“We’re a Big Mid-Market Fund” and Other Head-Scratchers From the Blackstone’s Earnings Call

Following Dan’s liveblog of this morning’s Blackstone Q2 earnings call for media, I sat in on the much longer analyst call. Even though Blackstone’s improved performance last quarter blew analyst’s expectations out of the water (despite reporting a loss), I hung up scratching my head at a few of the statements from CEO Steve Schwarzman and COO Tony James.

For example—did you know Blackstone was a middle market firm? They’ve been saying this for a while now (at least, since the mega-market died), and today Schwarzman emphasized it again in his opening remarks:

Debt financing remains scarce but we can still get funding for good companies and middle market companies generally, which is our sweet spot.
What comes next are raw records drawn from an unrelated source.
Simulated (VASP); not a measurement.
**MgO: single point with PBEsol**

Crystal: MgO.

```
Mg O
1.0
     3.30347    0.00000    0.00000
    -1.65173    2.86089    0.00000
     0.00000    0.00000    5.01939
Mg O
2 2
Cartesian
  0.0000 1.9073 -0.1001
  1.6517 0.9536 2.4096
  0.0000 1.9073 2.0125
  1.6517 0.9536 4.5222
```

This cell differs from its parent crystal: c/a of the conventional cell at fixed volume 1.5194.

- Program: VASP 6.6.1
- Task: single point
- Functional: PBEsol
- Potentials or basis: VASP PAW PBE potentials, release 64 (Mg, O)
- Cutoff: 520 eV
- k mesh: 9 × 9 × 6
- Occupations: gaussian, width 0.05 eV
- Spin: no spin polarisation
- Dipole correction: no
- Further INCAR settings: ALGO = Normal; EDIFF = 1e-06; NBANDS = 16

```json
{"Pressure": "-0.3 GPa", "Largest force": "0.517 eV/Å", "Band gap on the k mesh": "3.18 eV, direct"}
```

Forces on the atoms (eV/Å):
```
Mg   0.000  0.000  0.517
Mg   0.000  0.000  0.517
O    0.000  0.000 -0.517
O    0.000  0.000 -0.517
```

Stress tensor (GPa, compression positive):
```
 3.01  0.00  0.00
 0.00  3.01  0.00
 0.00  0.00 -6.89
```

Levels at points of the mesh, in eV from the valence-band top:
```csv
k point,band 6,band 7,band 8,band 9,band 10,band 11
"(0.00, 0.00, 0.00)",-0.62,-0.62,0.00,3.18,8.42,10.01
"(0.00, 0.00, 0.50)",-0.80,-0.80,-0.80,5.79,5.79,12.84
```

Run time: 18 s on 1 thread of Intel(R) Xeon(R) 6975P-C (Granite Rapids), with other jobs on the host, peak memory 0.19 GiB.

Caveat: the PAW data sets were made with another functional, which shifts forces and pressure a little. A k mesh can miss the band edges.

Later, James echoed that sentiment while he distinguished Blackstone from other mega-firms.

We’re different than the other mega-funds because we’ve always focused on the medium-sized deals. Mid-market deals, that’s where we can bring the proprietary deal flow, operating expertise, (other private equity clichés that I missed), so our position is a little unique there. It’s a big, mid-market fund.

Interesting. It makes sense that the firm would adapt after the credit crunch rendered its strategy impossible, and that may be what they’re telling new investors in BCP VI. However, I have a hard time believing investors in Blackstone’s prior fund, BCP V, which has $6 billion left to deploy, signed up for middle market deals. Furthermore, does Blackstone really have the capacity to manage a portfolio with five times as many companies (since its doing deals that are five times as small as it normally would)? The specter of lowering fund size didn’t come up in this call, but in the media call James suggested the fund would seek “well into the teens” of billions of dollars for the sixth fund, which would make it smaller than the prior fund but still the largest “middle market” fund I’ve ever encountered.

Schwarzman and James emphasized a “we’re special” message, pointing out that other firms may be dealing with issues such as LP defaults, fundraising difficulties, or pressure from LPs on fees and carry, but Blackstone is uniquely unaffected by these situations. An analyst made matters worse by tossing out the softest softball question I’ve ever heard on an earnings call:

Do you think Blackstone is one of a small handful of firms that can raise a general buyout fund?

Naturally Schwarzman and James were up to the task of pontificating on Blackstone’s greatness. My mind began to wander about four minutes into their answers but I think I heard something to the effect of “Every morning I wake up and piss excellence.”

Joking aside, there was some market commentary that I found insightful:

  • Like many large buyout firms, Blackstone is working with lenders to extend debt maturities as a way to brace itself for 2013, when a deluge of buyout-related debt comes due. Schwarzman said the firm has retired or extended more than $10 billion worth of debt this year. James said that, in general, banks have been happy to “kick the can down the road,” because its cutting back on the number of distressed situations that turn to bankruptcy. This is why there hasn’t been a hurricane of buyout-backed bankruptcies like we all predicted.
  • The firm plans to be ready to take several companies public in 2010, markets willing.
  • Schwarzman said he thinks Blackstone’s product mix will be a major beneficiary of institutional investors allocation adjustments down the line:

People who are illiquid aren’t looking to become more illiquid with alternatives. But as liquidity starts improving, they are saying they have to get with higher yielding assets like alternatives.

He added that investors are taking a more active account management role and would rather invest more directly in alternative funds than in other types of funds because “they have more control over their destiny.”

  • Regarding the return of credit, Schwarzman said bank lenders have not increased their appetite for buyouts, and that won’t change until companies make more progress through economic distress, which could be a year or two.
  • Schwarzman said a majority of Blackstone’s companies have performed twice as well as companies on the S&P index, which is “one of the things that makes private equity so special.” That, and carried interest.